Step 5: New cluster - bring all Netbackup services up, the only one that goes offline should be the device manager if you have a dedicated Master Server with no attached storage or tape drives.

Step 6: New cluster - Go into "Host Properties" in the Netbackup Administration Console, Master Server, and double click your Master Server. Put all your settings back as they were registry settings before, you did write them down right? You will need a restart once you make that change.

Step 7: New cluster - Check if your scratch pool is still there, mine was still there but not marked as a scratch pool, jobs failed when they ran out of tape. I guess that was some sort of registry setting to not get transferred over. Simply check the box marked Scratch pool and you are set.

Step 8: New cluster - Go into your cluster administrator and setup registry replication. You will want the SOFTWARE\Veritas keys replicated as that is all your Master Server settings. That way when you failover, your 2nd node will have all the right settings.

Step 9: New cluster - Double check host file entries, server list and any custom scripts you may have. At this point, Netbackup should be up and running and since you kept the same Master Server name you will be able to run backups once again.

That was about it, hope your migration goes smoothly. If I saved you thousands in consulting fees, please send a check to .....

I should have some experiences on the Netbackup 6.5.1 Windows Cluster upgrade in 2-3 weeks time, hope that goes smoothly as well.

Saturday, February 16, 2008

Netbackup 5.0 cluster install work around

Following the previous post, in order to install Netbackup 5.0 into the MSCS 2003 with a different default drive we had to change the default program files location in the registry. Microsoft apparently does not support it, but they tell you how to anyway. http://support.microsoft.com/kb/933700's title even says so, which is kind of hilarious.

I will change it back after and see if it works, I hope this will not have to happen when we are upgrading to 6.5.

Steps to change the ProgramFilesDir registry value to use the default location for the Program Files folder
Warning Serious problems might occur if you modify the registry incorrectly by using Registry Editor or by using another method. These problems might require that you reinstall the operating system. Microsoft cannot guarantee that these problems can be solved. Modify the registry at your own risk.

To change the location of the Program Files folder back to the default location, follow these steps:
1. Click Start, click Run, type regedit , and then click OK.
2. Locate and then click the following registry subkey:
HKEY_LOCAL_MACHINE\SOFTWARE\Microsoft\Windows\CurrentVersion
3. In the details pane, right-click the ProgramFilesDir registry value, and then click Modify.
4. In the Value data box, type the default location for the Program Files folder, and then click OK.

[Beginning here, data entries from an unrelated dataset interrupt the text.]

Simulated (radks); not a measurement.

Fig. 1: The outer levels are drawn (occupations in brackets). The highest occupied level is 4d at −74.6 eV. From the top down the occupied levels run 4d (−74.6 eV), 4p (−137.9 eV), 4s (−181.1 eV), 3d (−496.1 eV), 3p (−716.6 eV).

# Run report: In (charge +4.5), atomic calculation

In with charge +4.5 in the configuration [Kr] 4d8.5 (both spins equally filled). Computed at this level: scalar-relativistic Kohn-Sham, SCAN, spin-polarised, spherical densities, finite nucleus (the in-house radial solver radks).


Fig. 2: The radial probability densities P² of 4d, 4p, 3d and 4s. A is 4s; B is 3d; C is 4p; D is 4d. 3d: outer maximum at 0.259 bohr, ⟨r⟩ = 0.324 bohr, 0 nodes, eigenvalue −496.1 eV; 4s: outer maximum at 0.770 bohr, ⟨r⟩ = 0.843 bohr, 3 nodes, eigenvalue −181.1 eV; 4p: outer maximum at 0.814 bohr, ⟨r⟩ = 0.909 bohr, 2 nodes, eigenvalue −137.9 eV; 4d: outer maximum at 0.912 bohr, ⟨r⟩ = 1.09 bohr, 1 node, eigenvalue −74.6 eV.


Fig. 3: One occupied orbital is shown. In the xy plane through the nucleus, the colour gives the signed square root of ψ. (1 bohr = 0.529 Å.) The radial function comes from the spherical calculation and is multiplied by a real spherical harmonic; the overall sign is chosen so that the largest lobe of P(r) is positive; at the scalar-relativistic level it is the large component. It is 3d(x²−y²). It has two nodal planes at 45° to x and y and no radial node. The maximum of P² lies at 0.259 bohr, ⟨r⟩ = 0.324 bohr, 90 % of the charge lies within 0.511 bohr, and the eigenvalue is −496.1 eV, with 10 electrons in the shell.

NoteThe default location of the Program Files folder is systemdrive\Program Files. For example, if Windows is installed on drive C, type C:\Program Files in the Value data box.
5. Exit Registry Editor.

Saturday, February 9, 2008

Netbackup 5.0 Cluster Server move overly difficult

Here is the scenario, Windows 2000 MSCS running Netbackup 5.0MP6 master server and I want to move to Windows 2003 MSCS or VCS 5 running Netbackup 6.5.1 on new hardware while keeping the same master server name. My original plan was to install Windows 2003 on new hardware, install VCS 5, install Netbackup 5, migrate over, then upgrade after a couple of weeks. The hardest part of that plan is to keep the same name while production is still running.

Problem is, Netbackup 5 is only supported in VCS 2.0. No one wants to downgrade to VCS 2.0 in order to upgrade later to 5.0, such a huge jump. So I scrap that idea and going back to 2003 MSCS solution. I setup a MSCS cluster, add in host file entries, plug all the public NICs to a switch and do a cluster install of Netbackup. When I finally get it to work, turns out Netbackup won't install to the drive I tell it to...

The shared data drive is fine, installs fine to there, except the base install keeps going to C: drive which I changed and tried twice. It even says in the finish screen that I may need to change permissions to the drive I told it to install to. At this point I'm at a loss, this migration/upgrade has been far more difficult than expected. Some may say Netbackup is job security! I'd say source of high blood pressure.

Why Sun Microsystems sales are crap?

They wonder why, part of the problem is the support. StorageTek might be marketing leaders in physical tape libraries but I believe they are going away sooner than later. Mainly I think because their technical support is crap. I've had nothing but average to bad experiences with them. This last time was in the middle of the night and they were reluctant to come out. When I got sick of waiting and finally fixed it myself I agreed to have them come out the next day they never did come out. They gave excuse after excuse and I finally gave up. Would I recommend them? If you don't have StorageTek products, I'd say no, buy 2 VTLs instead and duplicate offsite.